The regional drought has officially ended, and the rain continues. Ironic, then, that the online site Feed the Holy just posted a poem I wrote near the close of a droughty August: “Zen Gold.” Fireflies and bats, while not abundant, manage to enjoy the recent dampness. The monarch butterflies have returned to our meadow, though I don’t catch sight of them on rainy days. But the moist conditions didn’t dampen the turnout or enthusiasm of local citizens who came out in droves for peaceful “No Kings” protests here…in a decidedly “purple-red” area of Pennsylvania.
Speaking of regional, this weekend I also attended the debut showing of a documentary film about the performing arts community in Bethlehem, PA, formerly famous for Bethlehem Steel Corporation. The film is titled “Rooted,” and it follows that “roots” idea with the planting of trees at arts sites, the metaphor of the mycorrhizal network (see my references to Lesley Wheeler’s latest book–so much overlap!) and the concept of community development. Especially through works of imagination. In the 1970s, when the steelworks was beginning to slow production and lose employees to retirement and business to competitors, small groups of young, talented artists in theater, dance, music, and puppetry started performing in parks, churches, etc…and gradually found inexpensive space in the city to establish themselves and pursue their dreams. Some of those little startups, such as Touchstone Theatre, have been operating, teaching groups of children, entertaining the community, and advocating for the arts for over 50 years.
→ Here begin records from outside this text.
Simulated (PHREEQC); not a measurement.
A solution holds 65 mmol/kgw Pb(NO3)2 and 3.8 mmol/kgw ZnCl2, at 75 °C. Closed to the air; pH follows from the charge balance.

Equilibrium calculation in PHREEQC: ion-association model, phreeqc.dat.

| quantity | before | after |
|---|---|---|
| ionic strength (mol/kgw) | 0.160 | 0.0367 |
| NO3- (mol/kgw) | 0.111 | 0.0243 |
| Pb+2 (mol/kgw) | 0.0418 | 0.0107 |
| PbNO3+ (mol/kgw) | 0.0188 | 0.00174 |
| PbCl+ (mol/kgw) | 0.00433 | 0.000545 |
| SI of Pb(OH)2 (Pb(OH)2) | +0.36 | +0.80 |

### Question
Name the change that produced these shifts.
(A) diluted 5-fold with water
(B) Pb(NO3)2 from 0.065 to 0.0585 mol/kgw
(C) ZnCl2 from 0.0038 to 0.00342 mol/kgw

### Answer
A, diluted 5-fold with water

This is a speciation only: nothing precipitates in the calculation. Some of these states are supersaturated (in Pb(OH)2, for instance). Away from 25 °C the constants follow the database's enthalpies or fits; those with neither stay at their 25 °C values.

Godfrey Daniels coffeehouse/listening room and The Ice House (home of Mock Turtle Productions) have been sites for poetry as well as for music and theater-craft. I have participated in and attended poetry and one-act play readings at both of those venues. I don’t live in Bethlehem, but it isn’t too far away from me–still in the Lehigh Valley region. And I deeply appreciate the work that pioneering arts-folks have done, and that arts advocates and teaching artists continue to do, for our area. The people behind the arts deserve recognition.
I’m not the sort of person who networks well; event-planning exhausts me, and preparing for committee meetings and writing grants are not my forte–though I gladly proofread grants and PR materials for local non-profits. Thus I admire the types of people who not only create in the arts but also find creative ways to keep the arts alive through outreach and planning, often in the face of very steep odds (yes, I’m talking funding here, and board membership, and organizing the necessary minutia, and the grind of public relations). God bless them for making space for actors, musicians, dancers, visual artists, sculptors, installation artists, poets, and visionaries of numerous kinds. It’s because of folks like these that I don’t have to travel all the way to New York or Philadelphia to experience lively contemporary arts of many kinds.
You can think of local arts organizations as the independent booksellers of the performance world. You go there to discover stuff that you won’t find on best-sellers lists, for work that’s by new artists, or work that’s been rediscovered, or cool perspectives on the familiar canon of major works by the famous. That has value. That offers inspiration. That gives you the courage to keep on doing whatever kind of art it is you do. Which in my case is poetry, not generally thought of as as performance art–though it once was, and slam poetry events prove it can still be. Maybe I’m a little more of a hermit-in-the-woods writer, but that doesn’t mean I never want to venture out into the wider arts community. And when I do? I’m grateful for the people who have established the beautiful network under my feet.